Hawes offered a description of his relationship with Wilson, saying they were “two insecure people” who weren’t always completely honest with each other. “We saw each other as the best chance to have a family,” he added.

“You would use lies to manipulate her, is that correct?” Campbell asked at one point.

“I tried to make her feel bad,” Hawes acknowledged.

When Campbell asked Hawes whether he was jealous, he said: “I would say not jealous, but not a fool either.”

In other testimony Monday, as the prosecution wrapped up its case in the second week of the trial, Aaron Wilson of Lexington said he was at Cantina 76 on the night of Aug. 27. Hawes was buying drinks and shots of Tequila for people at the bar.

“He said he was happy because he’d got back together with his girlfriend,” said Wilson, who is no relation to Jennifer Wilson. At some point, he overheard Hawes ask someone if she knew any eligible women. “He said he was looking for somebody to go out with.”
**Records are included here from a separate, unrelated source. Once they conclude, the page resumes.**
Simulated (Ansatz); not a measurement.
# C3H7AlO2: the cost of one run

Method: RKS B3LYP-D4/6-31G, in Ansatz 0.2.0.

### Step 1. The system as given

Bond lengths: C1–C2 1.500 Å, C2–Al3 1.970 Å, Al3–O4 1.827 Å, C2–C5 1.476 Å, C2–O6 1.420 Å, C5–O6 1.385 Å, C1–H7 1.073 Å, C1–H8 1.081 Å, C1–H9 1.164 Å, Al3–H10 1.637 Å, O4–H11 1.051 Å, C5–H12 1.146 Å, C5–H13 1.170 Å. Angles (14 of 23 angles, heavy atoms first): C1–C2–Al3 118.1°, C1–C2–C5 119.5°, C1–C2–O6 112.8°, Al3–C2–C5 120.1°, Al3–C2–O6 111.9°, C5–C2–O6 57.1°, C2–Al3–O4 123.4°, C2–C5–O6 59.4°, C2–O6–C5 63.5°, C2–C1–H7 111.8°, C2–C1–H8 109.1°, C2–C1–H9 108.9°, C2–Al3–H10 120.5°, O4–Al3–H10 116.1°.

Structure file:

Hawes left about midnight.

Judge J.C. Nicholson Jr. agreed to hear Tuesday from two women who previously have testified about “bad acts” against them by Hawes. He initially ruled that alleged incidents of abuse were too far removed from Wilson’s death to be relevant.

Campbell said Hawes pulled a knife on a girlfriend, Christine Dahlheimer, in 2010 and when upset would pretend he was going to strangle her. In another instance, he head-butted his live-in girlfriend Stacy Newsom, spit on her and threw her on the floor.

“He also told her if she ever filed a domestic-violence report, he’d make sure she looked like the aggressor,” Campbell said, adding that is “exactly what he’s doing” in his description of Wilson’s death.

Campbell named three other cases she could cite, if the judge would only allow it.